Jenny Siegwart
It was Thanksgiving Day four years ago when Kara Chine dragged her husband, Jeff, and their two kids, Olive and Jack, to Coast Highway 101 before 7 a.m. to watch the annual Encinitas Turkey Trot. She didn’t know anyone racing
that day; she was there doing a little research.
“It was great,” she says. “Nearly every person participating was wearing a turkey on their head or a tutu. There were people pushing strollers, people walking, people running, and I said, ‘These are my people; this is where I want to live.’”
Encinitas had just the right community feel in a walkable area near the ocean. It checked all the boxes on Kara’s neighborhood wish list.

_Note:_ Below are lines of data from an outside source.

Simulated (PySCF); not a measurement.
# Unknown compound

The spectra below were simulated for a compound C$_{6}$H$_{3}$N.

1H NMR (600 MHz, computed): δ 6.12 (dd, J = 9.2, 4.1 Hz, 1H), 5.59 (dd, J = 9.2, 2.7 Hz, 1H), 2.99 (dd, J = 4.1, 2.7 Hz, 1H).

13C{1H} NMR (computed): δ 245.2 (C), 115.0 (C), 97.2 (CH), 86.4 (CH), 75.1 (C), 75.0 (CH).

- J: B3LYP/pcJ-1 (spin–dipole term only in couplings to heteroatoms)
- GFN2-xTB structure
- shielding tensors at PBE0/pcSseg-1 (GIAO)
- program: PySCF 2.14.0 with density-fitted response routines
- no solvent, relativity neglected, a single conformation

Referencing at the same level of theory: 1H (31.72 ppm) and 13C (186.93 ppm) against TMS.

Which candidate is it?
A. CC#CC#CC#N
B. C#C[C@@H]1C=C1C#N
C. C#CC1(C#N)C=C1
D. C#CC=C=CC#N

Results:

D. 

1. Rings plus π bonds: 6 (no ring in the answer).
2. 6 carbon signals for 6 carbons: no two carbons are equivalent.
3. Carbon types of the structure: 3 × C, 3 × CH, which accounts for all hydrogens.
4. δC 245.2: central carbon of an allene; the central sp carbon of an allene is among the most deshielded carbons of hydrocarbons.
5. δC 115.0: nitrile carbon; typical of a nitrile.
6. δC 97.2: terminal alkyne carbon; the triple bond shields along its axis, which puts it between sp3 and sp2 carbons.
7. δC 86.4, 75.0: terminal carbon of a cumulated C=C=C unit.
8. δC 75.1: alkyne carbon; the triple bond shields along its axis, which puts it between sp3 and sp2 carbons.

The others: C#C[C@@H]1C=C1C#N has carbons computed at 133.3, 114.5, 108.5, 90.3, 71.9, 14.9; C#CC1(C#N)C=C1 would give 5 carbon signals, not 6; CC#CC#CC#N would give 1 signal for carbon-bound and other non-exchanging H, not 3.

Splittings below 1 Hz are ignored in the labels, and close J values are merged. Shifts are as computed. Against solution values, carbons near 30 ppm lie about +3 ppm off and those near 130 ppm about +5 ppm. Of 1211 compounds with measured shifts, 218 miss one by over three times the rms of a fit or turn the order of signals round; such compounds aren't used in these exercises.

At the time, she and her family were living in Rancho Santa Fe. “We were in a gated community, and while it was very nice, it felt soulless to me, and I used to tell my family that I felt like I was dying behind the gates,” she admits.
Jenny Siegwart
A public school teacher, Kara longed for the tight-knit community feel she’d had in the Mission Beach and Ocean Beach neighborhoods, where she lived for nearly 20 years prior to getting married and having kids. So she began her quest for the perfect new home. She knew she wanted a house that she and her husband, Jeff, could live in forever—and not have to downsize when their kids (now 17 and 15) moved out. And she knew she loved Encinitas.
For his part, Jeff wasn’t opposed to a beach community, but neither did he want to feel like he was on top of his neighbors. So Kara began driving up and down the streets of Encinitas looking for properties for sale that would suit all of their needs. Her Realtors—Kevin and Ryan Dalzell, with the Dalzell Group at Compass—drove her by a property that wasn’t for sale.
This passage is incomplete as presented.